Tee hee.... Yes! It is always nice to make somebody smile! Glad you liked that. Claudia made us all smile that day. Everyone can use a good smile once in a while.
baregreg
09-16-2009, 04:57 PM
I'm sure some of us/you "oldies" :) remember Art Linkletter, so here's a nice video. Sorry I can't embed the video. It's been disabled.
http://www.youtube.com/watch?v=Im58XcqDu9M
MeBNude
09-16-2009, 05:00 PM
I loved his show and books. When I was 10 I wrote him and asked him to be my penpal, and he, or his publicist was nice enough to send a personalized letter explaining why he couldn't do that.
He was a dell.
missouriboy
09-17-2009, 12:57 PM
When my son was three he was just learning to put sentences together a little bit. One evening during a western show on TV there was a corral scene with cowboys breaking some ponies, and one horse reared up a couple times, almost dumping the rider. Son went to the TV, pointed at the screen and jabbered and giggled a bit, then finally declared, "He popped a WHEELIE on his HORSE!"
WooHoo, I never would have connected a rearing horse to a cycle wheelstand, but that 3-year-old did! I still laugh about it.

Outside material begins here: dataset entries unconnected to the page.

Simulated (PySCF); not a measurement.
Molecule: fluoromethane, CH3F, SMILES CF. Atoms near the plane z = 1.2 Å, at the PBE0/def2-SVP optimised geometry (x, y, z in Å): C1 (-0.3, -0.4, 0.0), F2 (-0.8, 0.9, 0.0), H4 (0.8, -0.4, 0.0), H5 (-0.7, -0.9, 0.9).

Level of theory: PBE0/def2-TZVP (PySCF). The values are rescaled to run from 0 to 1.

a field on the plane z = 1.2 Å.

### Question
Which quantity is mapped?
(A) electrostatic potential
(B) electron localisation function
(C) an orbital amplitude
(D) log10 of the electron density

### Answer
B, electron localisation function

++++++++++++++++++++++++++++++++++
I also remember the Art Linkletter scenes with the little kids. The one I remember best was when he asked a 5-year-old boy, "Have you ever been in love?" The little guy immediately replied, "No, but I've been in LIKE!" :laugh:
Bob S.
09-19-2009, 03:50 PM
I once had a class of four-year-old children and they were having a discussion about G*d. Eventually, they tried to guess how old He was and finally decided on his age: 99-years-old. The reason, as they decided, was that if He was 100, he'd be dead. :laugh:
That remains my favorite overheard conversation of children.
Bob S.
richinoregon
09-24-2009, 06:42 PM
When my son was about four years ago we were traveling on I-80 through Hazen NV about twenty miles east of Reno. Like many small towns that have hills around the high school had put a very large H made of white washed stones on the hill side. My son said "`body write on mountain.'
My wife said "Yes David, somebody wrote on the mountain."
He then said, "Naughty body!"
grl66
09-24-2009, 07:26 PM
When my youngest was 4 he was struggling through dinner one night and having got half way through declare he was full and couldn't eat anymore. When cake came out for sweets he was one of the first in line to grab some. My wife suggested if he was too full to eat dinner he is too full to have sweets to which he replied "My sausage hole is full but my cake hole is empty."
Lord Drakkus
09-24-2009, 08:48 PM
"My sausage hole is full but my cake hole is empty."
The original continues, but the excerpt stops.